# Goodbye, Brett Favre.



## Chris (Jan 21, 2008)

I'm a pats fan. I have been for as long as I can remember. The whole cheating scandal bothers me, but at the end of the day - fuck, dude, my team is 18-0. I've gone, what, 20? weeks now without ever having to post on here after my team losing. As a football fan, or even a bandwagon fan, that's pretty fuckin' awesome.

That said..

Brett Favre is fucking awesome. I went out tonight to watch both games, and here's the suprising thing. There was more passion, screaming, fist-pumping and overall cheering in the bar that I was at during the NY/GB game than the pats game.

Why?

Because Brett Favre is fucking awesome, and we probably just watched his last game. Tom Brady rules and all, but he's young, has won plenty, dates a supermodel and is on top of the world. Brett Favre has played against guys who are long since fat, old, and broadcasting their thoughts from the announcer's booth. Steve Young is retired. So is Troy Aikman. But up until tonight, Brett Favre was still getting fucking blasted in the backfield by jacked up guys 10 years his junior - for the love of the game.
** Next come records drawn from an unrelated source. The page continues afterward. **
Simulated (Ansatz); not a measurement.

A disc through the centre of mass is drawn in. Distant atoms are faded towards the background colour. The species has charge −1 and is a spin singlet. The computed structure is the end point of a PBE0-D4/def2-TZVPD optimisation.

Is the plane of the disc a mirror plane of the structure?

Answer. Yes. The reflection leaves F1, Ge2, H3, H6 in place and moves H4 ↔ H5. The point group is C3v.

I was in the same boat. I love watching my team win. I'm actually almost bored of it. The Red Sox won, the pats *have not lost* and yet as a football fan, I want drama. I want to cheer for the underdog. I want Brett Fucking Favre to step up, rip Eli Manning a new asshole and throw for 500 yards.

He choked. Green Bay choked.

Tonight, I was more of a Packers fan than a Patriots fan, and though I'm happy my team won, I'm much, much more bummed that Green Bay lost. And at the pub, surrounded by rabid Patriots fans in Tom Brady jerseys, so was the rest of New England. You can call "us" cheaters and shit on our team, but we're football people. Our team sucked forever and now we're at the top of our game. Don't hold it against us. Tonight we all drained our pint glasses to the last of the IronMan football players still out there getting concussions, freezing his ass off and *being a football player* to play this game in an era full of overpaid primadonnas. It sucked. Eli Manning beat Brett Favre. A young, overpaid, overrated asshole beat an honest football player, and I go to sleep 1/4 excited for the super bowl and 3/4 saddened that the better man lost. 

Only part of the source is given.